Chief negotiators say a bipartisan budget agreement would avoid another government shutdown.
House Budget Committee chairman Paul Ryan (R-WI) says he and Senate Budget Committee chairman Patty Murray (D-WA) have been talking all year before reaching a two-year budget agreement — and all that “hard work,” he says “has paid off.”
Ryan announced the plan late Tuesday afternoon. “This bill reduces the deficit by $23 billion and it does not raise taxes and it cuts spending in a smarter way.”
Ryan calls it a “clear improvement on the status quo.” He says they focused on common ground among the two political parties, and says “it’s a step in the right direction.” He says, “That means to me a budget agreement that reduces the deficit without raising taxes and replaces some of the arbitrary, across-the-b0ard spending cuts with smarter, permanent reforms that pay for this relief. The House budget reflects our ultimate goals. It balances the budget within ten years, it pays off the debt, but,” Ryan continues, “I realize that is not going to pass in this divided government. I see this agreement as a step in the right direction.”
Instead of arbitrary cuts, Ryan says this agreement makes targeted reforms, eliminates waste, stops giving checks to criminals, cuts corporate welfare, and reforms some mandatory programs.
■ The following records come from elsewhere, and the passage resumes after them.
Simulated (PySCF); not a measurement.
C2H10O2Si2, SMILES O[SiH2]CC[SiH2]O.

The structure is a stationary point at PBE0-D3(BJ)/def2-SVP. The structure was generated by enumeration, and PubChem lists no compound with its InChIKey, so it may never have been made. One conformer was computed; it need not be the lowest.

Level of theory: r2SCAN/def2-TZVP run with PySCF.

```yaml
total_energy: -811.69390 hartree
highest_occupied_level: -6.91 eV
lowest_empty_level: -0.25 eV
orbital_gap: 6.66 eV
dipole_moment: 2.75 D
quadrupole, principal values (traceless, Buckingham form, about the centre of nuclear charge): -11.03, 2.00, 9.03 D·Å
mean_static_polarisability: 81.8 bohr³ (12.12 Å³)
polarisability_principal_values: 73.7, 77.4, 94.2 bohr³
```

AUDIO: Ryan says the agreement reduces the deficit without raising taxes. And it cuts spending in a smarter way “and I ask all my colleagues in the House to support it.” :27
The two-year budget agreement would avoid government shutdown in January and provide certainty to businesses and families, according to Ryan.
This agreement does not address an extension on unemployment benefits. It does ask federal public employees to pay more for pensions. A vote on the deal is likely later this week.